Connecting the type graph will tangle with enabling useful type checking. Plan for that:

  1. Draw a graph of all valid coercion paths and useful make_* methods that connect the type graph
  2. Graph should create an inverted DAG from the target type
  3. Convert DAG to a tree via arbitrarily favored paths
  4. Implement the rest of the _auto_arg helpers
  5. Every outer signature coerces to the target types along the tree

Assuming we have a tree of methods in our constructors, it should become decidable whether a caller is providing enough information to construct a desired type. This does not address if the type checkers will give up for any number of reasons. Optional -> concrete may need to be completely explicit to satisfy sufficient information to construct.

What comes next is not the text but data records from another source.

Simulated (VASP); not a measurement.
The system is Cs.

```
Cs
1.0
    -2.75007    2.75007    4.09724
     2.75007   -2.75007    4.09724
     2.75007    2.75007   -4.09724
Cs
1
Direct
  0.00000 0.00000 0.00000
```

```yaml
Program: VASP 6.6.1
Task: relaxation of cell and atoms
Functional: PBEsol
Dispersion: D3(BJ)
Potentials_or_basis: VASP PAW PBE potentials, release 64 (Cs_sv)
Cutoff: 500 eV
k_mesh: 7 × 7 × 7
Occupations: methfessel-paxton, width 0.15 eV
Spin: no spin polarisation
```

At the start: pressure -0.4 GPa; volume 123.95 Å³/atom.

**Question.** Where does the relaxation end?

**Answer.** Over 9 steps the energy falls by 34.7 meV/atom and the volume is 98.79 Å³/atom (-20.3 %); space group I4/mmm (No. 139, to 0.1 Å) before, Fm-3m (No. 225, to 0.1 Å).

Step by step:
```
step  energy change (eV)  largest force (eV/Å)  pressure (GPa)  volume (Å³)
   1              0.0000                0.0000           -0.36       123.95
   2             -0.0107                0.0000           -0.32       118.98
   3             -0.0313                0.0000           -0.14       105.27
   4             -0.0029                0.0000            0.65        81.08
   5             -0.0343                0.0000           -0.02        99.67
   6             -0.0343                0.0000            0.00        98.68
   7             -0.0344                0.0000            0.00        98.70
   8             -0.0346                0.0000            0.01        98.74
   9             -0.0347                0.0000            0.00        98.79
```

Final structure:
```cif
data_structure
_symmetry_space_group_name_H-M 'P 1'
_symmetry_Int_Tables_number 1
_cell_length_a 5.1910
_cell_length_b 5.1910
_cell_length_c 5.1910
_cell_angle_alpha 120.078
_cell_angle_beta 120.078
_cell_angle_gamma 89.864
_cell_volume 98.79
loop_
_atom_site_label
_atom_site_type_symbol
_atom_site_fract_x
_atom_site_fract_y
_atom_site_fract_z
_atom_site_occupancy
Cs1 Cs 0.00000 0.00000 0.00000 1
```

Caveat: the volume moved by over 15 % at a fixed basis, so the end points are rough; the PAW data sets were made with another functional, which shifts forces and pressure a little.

The *Math metaclasses provide additional challenges for integration with type checking. The other arg could be type Any but this really only makes sense when we want to return NotImplemented for the sake of allowing the other to invoke it's __radd__ and related __r* methods. Commutative argument upgrading / downgrading is done via __r* methods now and is not particularly mind-blowing but it's not immediately clear that pylint can reason about simple math expressions ahead of runtime.

assert is being moved away from. The adoption of a favored tree of construction can deal with Optional and this process is reductive as we approach our canonical signature at the point of actual construction. The assertions on _auto* methods for non-None cases will then implement sensible RTTC where the user provided an argument and the argument breaks the reduction path. In this manner we can move away from almost all non-shared constructor coercion as well as providing tools for client classes to adopt the same type-checking.

Testing

Oddly some broken code will need to exist in the source base to verify the performance of pylint. Some integration will be necessary.